CUDA¶
If you have an Nvidia GPU, you can accelerate some CPU-intensive tasks of the EnsensoSDK with CUDA .
You can globally enable CUDA support with the Enabled node. After it is activated, all commands that support it will be executed on the GPU. The following commands can be accelerated with CUDA:
Note
Executing the ComputeDisparityMap command automatically rectifies the camera images. If you need a disparity map, you should therefore never explicitly execute the RectifyImages command, but directly call ComputeDisparityMap. This will yield a better performance, because it allows the CUDA implementation to interleave the rectification with the stereo matching and avoid unnecessary copy operations to the GPU.
Note
GPU support in the PartFinder command is in alpha stage. Currently, only the LineMod hypothesis search can be performed on the GPU. However, the implementation of this search is different from that of the CPU, so the results of the PartFinder can be significantly different between CPU and GPU.
To switch the search from CPU to GPU, CUDA should be explicitly enabled, see the CUDA/Enabled parameter.
The hypothesis search on GPU is not yet supported on Nvidia Jetson systems.
Multiple GPUs¶
You can see a list of all available GPUs in the Devices node. By default all commands will use the first GPU in that list. The Nvidia driver will also order the devices such that the most powerful one becomes the first entry. In most cases you therefore won’t need to change anything.
If you want to use a different GPU for computations you can globally select it with the Device node. Additionally, you can override the device to be used in the parameters of all commands that support CUDA (see the parameter descriptions of the commands for more information). This way, you can also distribute the computations for different cameras to multiple CUDA devices.
Hints and Limitations¶
You need to have a GPU with at least Compute Capability 3.0. To check whether your GPU satisfies this requirement, you can use this overview on the Nvidia website.

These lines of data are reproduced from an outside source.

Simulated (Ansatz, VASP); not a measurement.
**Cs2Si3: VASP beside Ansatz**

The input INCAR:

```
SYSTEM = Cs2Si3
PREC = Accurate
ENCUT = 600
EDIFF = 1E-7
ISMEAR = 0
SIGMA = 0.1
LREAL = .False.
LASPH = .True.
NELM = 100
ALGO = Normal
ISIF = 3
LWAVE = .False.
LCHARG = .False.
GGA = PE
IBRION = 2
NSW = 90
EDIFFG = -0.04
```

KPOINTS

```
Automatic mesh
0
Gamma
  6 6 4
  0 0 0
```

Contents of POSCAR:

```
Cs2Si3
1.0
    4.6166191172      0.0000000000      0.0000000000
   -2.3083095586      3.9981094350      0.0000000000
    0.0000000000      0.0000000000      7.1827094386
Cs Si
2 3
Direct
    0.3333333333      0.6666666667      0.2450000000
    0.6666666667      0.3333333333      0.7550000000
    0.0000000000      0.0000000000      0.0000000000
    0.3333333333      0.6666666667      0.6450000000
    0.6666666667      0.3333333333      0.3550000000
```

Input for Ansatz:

By default, the NxLib keeps memory allocated on the GPU in between commands that use CUDA. This increases performance. You can limit or disable this behavior with the StaticBuffers setting.
The CUDA implementation of Semi-Global-Matching needs the number of disparities to be a multiple of 32. For compatibility with the CPU implementation, you can still choose it in multiples of 16, but the computation will automatically use the next larger multiple of 32.